Revisiting meaningful albums

Lauren Fitz and Lauren Fitz

About ten years ago, Kelly Clarkson, the original “American Idol” queen, released her third studio album, which was considered a letdown by many, especially considering her second album, “Breakaway,” had done so well on the music charts and in terms of songs that received radio airplay.

Well, my friends, it’s time to revisit “My December” and finally give the album the credit it deserves.

Anyone who knows me well will tell you that I love Clarkson and her music. Her tour about four years ago with Maroon 5 was one of the best concerts I’ve ever been to, and it’s not because I had a moment with Adam Levine during the concert (that’s a story for another time).

But, when “My December” was released in June 2007, I was an innocent 12-year-old girl whose biggest concern was whether I was going to wear flip-flops or tennis shoes to Kings Island that day. I could barely relate to any of the themes that were present on the album (though one could argue that I couldn’t relate to any of the themes on her previous two albums, but that’s not the point). Ten years later, I’m 22 and can relate to the themes of the album a lot better than before.

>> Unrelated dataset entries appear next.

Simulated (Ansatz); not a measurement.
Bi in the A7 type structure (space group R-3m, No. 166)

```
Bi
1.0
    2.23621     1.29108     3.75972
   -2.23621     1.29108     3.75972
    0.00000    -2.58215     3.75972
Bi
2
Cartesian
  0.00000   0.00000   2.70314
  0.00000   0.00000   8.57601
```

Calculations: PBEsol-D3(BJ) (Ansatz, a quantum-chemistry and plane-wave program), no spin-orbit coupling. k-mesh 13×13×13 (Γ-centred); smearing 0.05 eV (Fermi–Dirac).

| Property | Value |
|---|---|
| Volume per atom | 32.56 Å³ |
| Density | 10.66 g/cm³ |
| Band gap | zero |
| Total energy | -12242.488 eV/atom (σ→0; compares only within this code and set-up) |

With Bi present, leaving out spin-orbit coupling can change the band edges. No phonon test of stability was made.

While “Never Again” got the most attention from the album, maybe it’s time to go back and re-evaluate the album. Or at least give a listen to the two of the most haunting songs in Clarkson’s expansive repertoire.

Which brings me to the fourth and 13th tracks on the album: a nearly five-minute long song entitled “Sober” and a four-ish minute long song “Irvine.”

Both songs deal with fighting your demons, but they both tell different stories. “Sober” deals with the ending of a relationship. But more so than that, it’s a brutally honest song about picking up the pieces when dark times come into your life. As the song progresses, more instrumentation is added and Clarkson’s vocals become more layered. It’s a beautiful and haunting song.

As for “Irvine,” it’s another simplistic song, but the meaning behind it is more than simple. Clarkson said she wrote the song in a bathroom in Irvine, California while she was burnt out and incredibly depressed. This is referenced throughout the song, especially in lyrics like “will you stay/stay till the darkness leaves/stay here with me.”

Both songs are starkly different from the rest of the album, which is a lot more rock-orientated than her previous two albums and her later albums. Some consider that to be the reason why the album didn’t perform well in terms of sales.

But as a 12-year-old who didn’t dig deeply into the meaning of songs, I didn’t care much about the songs upon listening to them for the first time. As a 22-year-old who always overthinks things and stresses out and loves to dig deeper into the meaning behind my favorite songs, both “Sober” and “Irvine” are the perfect songs that reminds me to take a step back and not let my fears drown me.

Even the title of the album is meaningful. “My December.” If you dig into the symbolism December is a month that deals with closing yourself off and letting things die. Clarkson said the album was a response to the tough touring schedule for “Breakaway.” “My December” is her partial response to closing herself off.

So, as we all grow older, maybe it’s time to revisit albums, or anything that we may have brushed off in the past, and give it a second chance to make sure we’re not being swayed by the opinions of those around us.